In the past weeks, three friends managed to turn my attitude around.
I'm not sure how to explain it all, except to just tell it as it is and was.
Over the last three years I've gone from a working stiff to a housebound cripple. While the physical effects are obvious, the psych effects aren't. Aside from the expected- depression, anger, etc. that come with grieving anything, come societal judgments. This extends to family & friends. Nobody likes a gimp. You're suspect, first and foremost. You're lazy, not trying, living off the government, making it up, making it worse than it is, being a Drama Queen, a slacker, a crybaby, (add your own here, you know you have the labels). It's what we, as US society, do. We aren't kind. We're soaked in the "work ethic" all our lives. And I'm ashamed to say, I was once like that. Perhaps it's one of those things you can't know until you experience it, like "seeing thestrals". There are things in life that you cannot fully understand until it's personal- death, being in love, having a child, being poor, tolerating abuse... so many things. One's experiences not only shape, but isolate us.

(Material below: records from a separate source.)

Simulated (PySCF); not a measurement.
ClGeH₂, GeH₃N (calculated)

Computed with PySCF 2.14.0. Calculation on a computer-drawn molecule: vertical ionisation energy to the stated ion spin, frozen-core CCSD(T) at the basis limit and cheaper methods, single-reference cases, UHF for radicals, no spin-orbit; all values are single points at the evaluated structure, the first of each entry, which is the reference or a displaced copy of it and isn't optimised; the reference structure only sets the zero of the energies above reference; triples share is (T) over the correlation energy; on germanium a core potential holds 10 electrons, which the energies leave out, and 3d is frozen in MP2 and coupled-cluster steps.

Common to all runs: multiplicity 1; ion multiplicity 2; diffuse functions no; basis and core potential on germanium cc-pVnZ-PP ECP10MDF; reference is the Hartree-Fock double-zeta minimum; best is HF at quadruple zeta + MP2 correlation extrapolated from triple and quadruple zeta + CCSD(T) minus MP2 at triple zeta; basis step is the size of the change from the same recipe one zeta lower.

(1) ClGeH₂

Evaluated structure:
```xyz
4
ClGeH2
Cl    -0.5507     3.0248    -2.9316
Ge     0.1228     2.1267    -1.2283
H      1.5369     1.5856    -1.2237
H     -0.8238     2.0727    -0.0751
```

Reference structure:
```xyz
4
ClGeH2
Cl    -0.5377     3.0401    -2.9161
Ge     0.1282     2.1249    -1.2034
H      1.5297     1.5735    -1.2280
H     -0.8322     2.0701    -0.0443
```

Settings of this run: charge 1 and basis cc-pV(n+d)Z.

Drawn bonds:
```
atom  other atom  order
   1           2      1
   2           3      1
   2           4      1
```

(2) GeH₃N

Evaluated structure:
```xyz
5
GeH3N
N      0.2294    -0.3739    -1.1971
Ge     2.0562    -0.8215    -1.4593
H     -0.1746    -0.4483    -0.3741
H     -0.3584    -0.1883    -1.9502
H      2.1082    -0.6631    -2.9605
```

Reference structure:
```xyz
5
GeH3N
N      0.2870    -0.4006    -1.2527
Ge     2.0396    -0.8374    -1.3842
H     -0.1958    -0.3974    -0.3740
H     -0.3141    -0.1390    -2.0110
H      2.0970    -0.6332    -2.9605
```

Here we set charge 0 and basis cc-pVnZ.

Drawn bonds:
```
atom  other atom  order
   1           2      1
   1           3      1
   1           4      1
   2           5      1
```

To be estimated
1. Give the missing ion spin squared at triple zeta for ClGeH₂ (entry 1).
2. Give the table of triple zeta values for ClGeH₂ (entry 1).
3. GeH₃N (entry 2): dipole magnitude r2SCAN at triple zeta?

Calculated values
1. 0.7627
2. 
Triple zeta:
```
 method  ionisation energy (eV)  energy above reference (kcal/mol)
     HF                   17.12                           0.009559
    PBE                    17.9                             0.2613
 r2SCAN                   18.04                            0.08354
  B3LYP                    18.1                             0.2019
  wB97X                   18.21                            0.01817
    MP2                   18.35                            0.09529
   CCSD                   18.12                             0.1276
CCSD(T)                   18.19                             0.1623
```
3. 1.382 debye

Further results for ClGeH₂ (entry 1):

Disability is one of those things.
In the last week an old friendship has rekindled and set me going on a new focus in spirituality. And two other old friends treated me to nourishments of body and normalcy. One made dinner for me, one took me to the movies. May not seem a lot to others, but inestimable to me. To be treated as valuable again does wonders. Over dinner I told my tale and wasn't criticized, just accepted. And the movie upheld a tradition and gave sweet escape from my four walls. Given entirely without ulterior motives, with necessary and willing physical help, they gave me an oh so needed boost in spirits. A wonderful happy surprise, I guess. Isn't a happy surprise something you didn't know you wanted til you got it? Its effect is doubled when it comes from unexpected sources.
So, while the physical condition isn't better, the wellbeing condition is vastly improved. Now I have to get over the labels I've put on others- cold-hearted, hard, uncaring, selfish, ignorant, etc. It may simply be the thestral effect and nothing more. In any event, unlabeling is a good way to start paying some needed kindnesses forward. Kindness breeds kindness, forgiveness breeds forgiveness. It's gotta start somewhere. Might as well start here.
And thanks, Bruce, Ellen and Stevil. Ya gotta have friends.